Secondly, the process should ensure that adjustments on financial statements reflect estimated salaries and income taxes. Carmichael, Whittington & Graham (2007) noted that “for dispositions, the adjustments should include deletion of the divested business and adjustments of expenses incurred on behalf of an organization” (p. 64). Thirdly, it must be ensured that tax effects of pro forma adjustments be shown separately and ordinarily be calculated at the statutory rate in effect during the periods presented. Carmichael, Whittington & Graham (2007) indicated that the statements should be in columnar form, presenting historical statements, pro forma adjustments, and the pro forma totals.
Two applications that can be used to forecast financial statements
The first application that can be used is Microsoft Excel. This spreadsheet program is a useful computational tool for preparing financial statements for forecasting. Weil & Maher (2005) says that the proper design and the preparation of a spreadsheet for pro forma financial statements provide an excellent learning process to enhance and solidify understanding of the relationships between various financial statement items. Weil & Maher (2005) further noted that using spreadsheet to adjust financial statement saves considerable time when making forecast in the future.

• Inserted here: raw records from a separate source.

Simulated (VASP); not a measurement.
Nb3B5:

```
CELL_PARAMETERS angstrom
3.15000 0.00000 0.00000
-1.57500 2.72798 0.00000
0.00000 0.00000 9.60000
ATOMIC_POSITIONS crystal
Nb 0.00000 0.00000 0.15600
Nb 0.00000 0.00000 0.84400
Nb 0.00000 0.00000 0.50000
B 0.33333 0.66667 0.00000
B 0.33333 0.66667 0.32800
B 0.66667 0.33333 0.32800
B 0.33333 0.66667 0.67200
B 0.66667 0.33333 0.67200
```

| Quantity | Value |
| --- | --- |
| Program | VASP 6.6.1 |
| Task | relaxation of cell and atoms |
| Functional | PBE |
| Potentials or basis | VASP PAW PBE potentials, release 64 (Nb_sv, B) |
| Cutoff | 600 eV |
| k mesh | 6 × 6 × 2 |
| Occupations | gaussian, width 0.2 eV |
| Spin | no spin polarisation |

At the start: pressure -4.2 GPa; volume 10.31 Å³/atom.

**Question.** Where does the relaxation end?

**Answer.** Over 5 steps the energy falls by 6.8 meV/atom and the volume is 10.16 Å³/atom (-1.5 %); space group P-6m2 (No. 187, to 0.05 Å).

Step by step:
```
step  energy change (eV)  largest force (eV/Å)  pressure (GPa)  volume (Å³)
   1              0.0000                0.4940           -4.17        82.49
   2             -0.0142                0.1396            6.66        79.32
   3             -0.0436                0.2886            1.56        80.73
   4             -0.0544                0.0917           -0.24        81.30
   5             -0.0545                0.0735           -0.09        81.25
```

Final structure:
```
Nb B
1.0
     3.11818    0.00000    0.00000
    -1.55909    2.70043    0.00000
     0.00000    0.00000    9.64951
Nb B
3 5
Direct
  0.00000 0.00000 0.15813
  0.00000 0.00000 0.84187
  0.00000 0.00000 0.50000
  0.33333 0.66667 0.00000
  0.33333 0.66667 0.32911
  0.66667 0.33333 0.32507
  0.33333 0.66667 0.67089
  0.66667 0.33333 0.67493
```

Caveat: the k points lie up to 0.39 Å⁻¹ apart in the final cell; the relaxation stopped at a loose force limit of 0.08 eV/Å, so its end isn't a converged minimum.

The second application that can be used to give forecasted financial statements is Lotus 1-2-3. Groppelli & Nikbakht (2006) noted that Lotus 1-2-3can be used to breakdown the major categories in the financial statements in order to trace areas deserving special attention. Lotus 1-2-3 application permits a person to set up what if assumptions that indicates how the adjustments in the financial statement might change a firms forecasts, given various economic scenarios, asset changes and sales projections (Groppelli & Nikbakht, 2006).